# Bulk Salt: Frozen solid: What to do?



## Gus64 (Nov 10, 2010)

Hello all,

I have read a few other posts in your archives about this but wanted to see if anyone had some other more recent solutions or ideas:

I am in S. Eastern PA and get my bulk salt from Oceanport in DE. Their road salt is usually on the 'wet' side and I have never had many problems with it freezing until this winter because of these extreme stretches of arctic temps. 

The moisture in this bulk salt is just freezing solid and I have tried mixing CACL pellets throughout the salt, kept a propane heater running inside my salt shed (the shed is a lean-to with tarped doors so alot of heat escapes), using my tractor bucket to try to crush the giant clumps but have had no success. I keep about 30 tons in my shed and at the time of this writing I have about 12 tons left and most of it is unusable--hard as concrete.

The good thing is that it may go up to 32 degrees here tomorrow although I doubt that will help much to melt this stuff. 

Anyone out there having a similar problem?

Thanks very much,

Gus


----------



## peteo1 (Jul 4, 2011)

Yep. We got a load that was wet as well. It showed up when one of the "geniuses" was there and he wasn't bright enough to refuse the load. Now we're stuck with the same problem but it's not getting over freezing anytime soon. All I can figure is using a dozen cases of washer fluid but that seems like a big waste of money. A bunch of frozen salt is a big waste of money too though.


----------



## goel (Nov 23, 2010)

Sucks but normally we push it aside until temps break and you can work with it. Of course with this year it might be all the salt you see


----------



## Gus64 (Nov 10, 2010)

Thanks..yes, I was going to try the washer fluid idea, we'll see...
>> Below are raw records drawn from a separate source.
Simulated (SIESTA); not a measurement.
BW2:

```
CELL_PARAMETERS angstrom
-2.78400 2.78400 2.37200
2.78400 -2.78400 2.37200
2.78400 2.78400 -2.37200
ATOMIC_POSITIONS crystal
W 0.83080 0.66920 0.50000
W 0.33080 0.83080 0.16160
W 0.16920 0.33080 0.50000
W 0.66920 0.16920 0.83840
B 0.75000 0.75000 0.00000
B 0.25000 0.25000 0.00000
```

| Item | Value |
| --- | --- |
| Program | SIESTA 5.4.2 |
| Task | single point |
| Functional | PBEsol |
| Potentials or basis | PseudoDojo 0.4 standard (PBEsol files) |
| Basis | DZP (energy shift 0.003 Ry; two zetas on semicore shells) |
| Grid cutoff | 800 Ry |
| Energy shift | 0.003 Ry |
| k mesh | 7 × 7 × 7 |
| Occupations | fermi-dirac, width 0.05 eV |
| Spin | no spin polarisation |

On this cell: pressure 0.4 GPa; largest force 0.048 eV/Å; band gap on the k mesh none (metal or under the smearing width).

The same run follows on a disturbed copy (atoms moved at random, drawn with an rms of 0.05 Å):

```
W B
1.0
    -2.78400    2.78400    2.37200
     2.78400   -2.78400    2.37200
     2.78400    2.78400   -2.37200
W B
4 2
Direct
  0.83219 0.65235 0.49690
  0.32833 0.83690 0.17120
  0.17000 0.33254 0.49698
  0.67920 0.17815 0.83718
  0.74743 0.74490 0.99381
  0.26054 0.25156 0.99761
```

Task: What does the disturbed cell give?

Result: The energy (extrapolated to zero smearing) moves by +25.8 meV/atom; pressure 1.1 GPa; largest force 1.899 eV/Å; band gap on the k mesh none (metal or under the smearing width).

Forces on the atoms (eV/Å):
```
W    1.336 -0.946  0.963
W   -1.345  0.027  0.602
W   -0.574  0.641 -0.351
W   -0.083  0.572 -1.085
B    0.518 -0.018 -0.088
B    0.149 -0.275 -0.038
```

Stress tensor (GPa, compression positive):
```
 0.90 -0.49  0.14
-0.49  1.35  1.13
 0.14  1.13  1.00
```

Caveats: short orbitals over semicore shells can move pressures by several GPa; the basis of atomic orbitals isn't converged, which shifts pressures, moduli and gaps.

I have been in contact with other landscapers in the area and they too are experiencing the same issue...


----------



## Snoman123 (Oct 14, 2013)

Frozen salt is a real common issue when wet salt and cold temperatures mix. If you take IceBGone Magic and spray it on the frozen salt it will break up the salt in minutes and be soft and pliable again. Look for a lcal dealer and they can come spray it. Justvgo to ibgmagic.com
This should help


----------



## Gus64 (Nov 10, 2010)

Thanks for the tip about IceBGone...so, a company comes to your location and sprays your salt? Do you happen to know what it costs? Since it's Sunday I really can't get that info from a supplier so I figured I'd ask


----------



## Snoman123 (Oct 14, 2013)

I do not but if you go to the website look for a dealer nearest you and contact them


----------



## Gus64 (Nov 10, 2010)

Ok, thank you again...


----------



## hatchmastr (Oct 28, 2011)

this happened to me two days ago i got a wet load or moist load and it was like 10 deg out. so i ofcoase icame on here try to find what to do i read about washer fluid this and that .. it was about 2/3 of a yard .. i broke it with a pick ax into cubic ft size pieces then with a temper crushed it to original state took about 45 min, a lil hard work.& alot of cursing. good luck!!!!


----------



## SnoFarmer (Oct 15, 2004)

^ so why didn't you try the windshield washer fluid?
It works good on frozen up saltshakers .
It sure beats using the pick ax.

For a bulk pile you could also use liquid cal chlor, in a tote, and spray down the pile.
Most concrete plants will have some on hand.
or liquid magic ice


----------



## turn54 (Jan 7, 2010)

I agree with snofarmer. Go to local ready-mix company and purchase 120 + gal of liquid calcium chloride. Apply Approx 10 gal./ton. via some sort of spray bar setup using your loader to help with the breaking up. *Do not treat any more than what you plan to spread.* The Liquid CACL does attract moisture just like the salt does, so don't treat the whole pile unless you plan to spread within a couple days. To treat stock pile with liquid CACL you need to have a higher % then what most ready mix company's offer and it has to be hot applied in order to crystallize(adhere) to the bulk salt. Otherwise it will just refreeze. A couple things to keep in mind. This will make the salt "less flow-able" at the spinner due to having a higher moisture content. You will have to have the spinner turned up higher to have the same spreading ability. However, it will allow the salt to work at a much colder temperature. fyi: Most Ready-mix suppliers sell 32% CACL between $.50 and $2.00/gallon.


----------



## Gus64 (Nov 10, 2010)

Thanks everyone for all your ideas...it got to about 40 degrees here today and I was able to break up my salt pile. I am going to go the route of keeping a propane heater inside my salt shed just to keep the temp to the 30's and hope for the best. Next year I will seal it up better to keep the heat in just in case we get another winter of single digits night after night...


----------